Maersk strategic expansion shows that other service providers are crowded out the in logistics supply chain, especially the freight forwarding industry.

07 Jan 2022

By Arthur Chen     Photo by Johan Taljaard 

If giant shipping companies monopolize the logistics supply chain, they may barely provide enough services to the world's large cargo owners, at the expense of most small and medium cargo owners and logistics providers.

For a long time, freight forwarders have been skeptical of Maersk's business strategy to become a global container logistics integrator, because this will make Maersk a direct competitor of freight forwarders, trucks, warehouses, and even customs brokers. In mid-December, rumors spread in the freight market that Maersk and its subsidiary Hamburg Süd planned to skip its freight forwarders from January 1st and directly trade with cargo owners. It has recently been reported that Maersk has taken action to appease freight forwarders who worry that their business will no longer be accepted from January 1st. According to market rumors, the world's largest ocean carrier plans to abandon some of the "Name account" contracts with freight forwarders, and instead trade directly with cargo owners. "Name account" refers to the contracts in which the freight forwarder discloses the identity of the customers to the shipping lines to obtain the discount rate applicable to such clients. The reduction in "Name account" contracts will force these freight forwarders and their customers to enter the real-time market. Compared with before the outbreak in 2019, the current freight rates on trans-Pacific and Asia-Europe trade routes are almost 9 times higher. Ironically, Maersk said in a statement in Dec that the tradition of cooperating with freight forwarders will continue, and freight forwarder business is one of the largest customer group. The statement is a direct response to the concerns expressed by freight forwarders.

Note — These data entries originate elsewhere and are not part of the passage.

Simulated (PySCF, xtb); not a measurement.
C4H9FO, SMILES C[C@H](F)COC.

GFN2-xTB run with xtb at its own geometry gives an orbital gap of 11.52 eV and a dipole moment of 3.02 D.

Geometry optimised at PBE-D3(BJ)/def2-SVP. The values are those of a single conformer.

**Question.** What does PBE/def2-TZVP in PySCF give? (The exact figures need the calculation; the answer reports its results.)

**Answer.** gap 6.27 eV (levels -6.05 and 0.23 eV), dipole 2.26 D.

However, the European Association of Freight, Transport, Logistics and Customs Services (CLECAT) is very worried about Maersk’s strategic expansion. They announced that they will stop services from Maersk’s contracts with certain freight forwarders to support direct shippers and investigate whether they violate EU competition laws. . Nicolette van der Jagt, the general manager of CLECAT, pointed out that - “Maersk’s direct provision of integrated services to shippers is not new. This is a business decision chosen by Maersk. But this recent development is clearly an attempt to marginalize freight forwarding. According to Maersk It’s strategic intention that unless freight forwarders venture into the unfavorable real-time market, they will not be able to obtain space for cargo in the new policy. We are reviewing whether this move is in compliance with EU competition law." 

However, Maersk bluntly pointed out that the demand for “Maersk Spot” is growing rapidly, which shows that the market believes that the platform is a more efficient way than currently used. Maersk Spot is an online platform for freight forwarders that provides real-time quotes and reservations. He also said that the traditional contract model with freight forwarders has been plagued by a series of inefficiencies for many years. Insisting that “Maersk Spot” is a modern and digital business model that provides their freight customers with a very effective way of doing business. The overall impression they get from customer feedback is that customers who use the Maersk Spot platform enjoy very high customer satisfaction.

In addition, Maersk is not the only large shipping line hoping to develop its non-maritime business. Throughout 2021, CMA CGM and MSC also spent billions of dollars on acquisitions to improve end-to-end logistics capabilities in Europe, Asia and the Americas. MSC made a US$6.4 billion acquisition offer for the African logistics business of the French Bolloré Group. In addition, an offer to acquire a 67% stake in the Brazilian shipping company Log-In Logistica for US$500 million was also accepted by the company’s board of directors on Wednesday. Maersk acquired Li & Fung Logistics' ICL division for US$3.6 billion. This move will greatly enhance Maersk's capabilities in the fast-growing Asian e-commerce and contract logistics market. CMA CGM acquired 100% of the FMS container terminal at the Port of Los Angeles for US$3.2 billion in early November and expanded its stake in several MSC terminals. CMA ordered four new A350 freighters in November, while Maersk acquired air freight forwarding specialist Senator International and five freighters for US$1 billion, which highlights the importance of air freight in integrated logistics products.

Although there are obvious differences in the practices of these three shipping lines, the overall strategies are similar. CLECAT is not convinced of the integrated route followed by some major shipping lines, and warned that if the entire logistic supply chain is left to a few giant companies, the potential consequences of the market may be serious monopolies. If control is in the hands of a few companies, what will happen to prices and reliability? This should be a warning signal to the European Commission! The most worrying thing is that if the logistics supply chain is completely monopolized by these giant shipping companies in the world, small and medium-sized customers and logistics suppliers will increasingly lose bargaining space and service quality. Shipping lines will only afford focus on serving large-scale cargo owners around the world, and the result will be to narrow down the living space of small and medium-sized companies. Trade fairness and anti-monopoly have always been an important foundation for global trade freedom. Seeing that the strategic attempts of these large European shipping lines clearly monopolize the market direction, the EU should pay more attention to their crowding out effect on other service providers in the logistics supply chain!